# Council Briefing: 2025-02-03

## Monthly Goal

December 2025: Execution excellence—complete token migration with high success rate, launch ElizaOS Cloud, stabilize flagship agents, and build developer trust through reliability and clear documentation.

## Daily Focus

- A surge in merged fixes and new integrations is being outpaced by frontline reliability friction (install/runtime/Twitter/deploy), making “execution excellence” dependent on tightening stability gates and clarifying the supported path for developers.

## Key Points for Deliberation

### 1. Topic: Framework Reliability & Developer Onboarding Friction

**Summary of Topic:** Discord and GitHub signals converge on a recurring reliability pattern: v0.1.9-era install/runtime issues (Node version constraints, dependency/import failures, Solana helpers, Twitter login/behavior, slow character loading) are degrading first-run DX despite rapid patch throughput.

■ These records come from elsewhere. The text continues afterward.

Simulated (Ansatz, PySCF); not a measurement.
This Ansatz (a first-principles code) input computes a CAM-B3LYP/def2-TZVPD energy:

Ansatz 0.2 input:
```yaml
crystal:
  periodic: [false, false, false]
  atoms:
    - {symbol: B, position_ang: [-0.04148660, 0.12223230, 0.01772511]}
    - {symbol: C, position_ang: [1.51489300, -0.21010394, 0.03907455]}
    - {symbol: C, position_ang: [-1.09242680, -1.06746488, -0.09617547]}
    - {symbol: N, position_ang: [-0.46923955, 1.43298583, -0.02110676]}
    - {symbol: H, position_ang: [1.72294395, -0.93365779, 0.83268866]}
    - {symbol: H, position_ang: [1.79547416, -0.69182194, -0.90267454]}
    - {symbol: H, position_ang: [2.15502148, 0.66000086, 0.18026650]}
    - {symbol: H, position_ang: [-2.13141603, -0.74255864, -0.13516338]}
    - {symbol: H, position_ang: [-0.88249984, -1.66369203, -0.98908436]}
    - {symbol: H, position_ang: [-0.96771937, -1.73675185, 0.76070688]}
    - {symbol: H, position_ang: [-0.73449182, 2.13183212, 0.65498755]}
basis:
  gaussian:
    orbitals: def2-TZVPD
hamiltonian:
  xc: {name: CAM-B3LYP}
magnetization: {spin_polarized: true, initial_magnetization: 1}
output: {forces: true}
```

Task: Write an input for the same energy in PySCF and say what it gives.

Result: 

#### Deliberation Items (Questions):

**Question 1:** Do we declare a short-term “stability freeze” (DX hardening sprint) that temporarily deprioritizes new features/plugins until install + core clients (Twitter/Discord/Telegram) are consistently reliable?

  **Context:**
  - `Discord 💻-coders: "Users frequently encounter installation problems with version 0.1.9"; Node "23.3.0 is consistently recommended" (elizaOS Discord 2025-02-02).`
  - `GitHub Issues: "Build errors when deploying on render.com" (#3212) and "runtime import error in NestJs" (#3191) flagged as needs attention (github_summaries_daily_2025-02-03).`

  **Multiple Choice Answers:**
    a) Yes—announce a 1–2 week stability freeze with a published “Known Good” matrix (Node version, adapters, clients).
        *Implication:* Increases developer trust and reduces support load, but slows visible feature velocity.
    b) Partial—continue shipping features, but require every merge to include a DX impact note + quickstart verification checklist.
        *Implication:* Maintains momentum while raising quality, but risks continued fragmentation if enforcement is uneven.
    c) No—keep feature throughput maximal and rely on community triage/patches to stabilize organically.
        *Implication:* Maximizes surface-area growth but may compound reputational damage from unreliable first-run experiences.
    d) Other / More discussion needed / None of the above.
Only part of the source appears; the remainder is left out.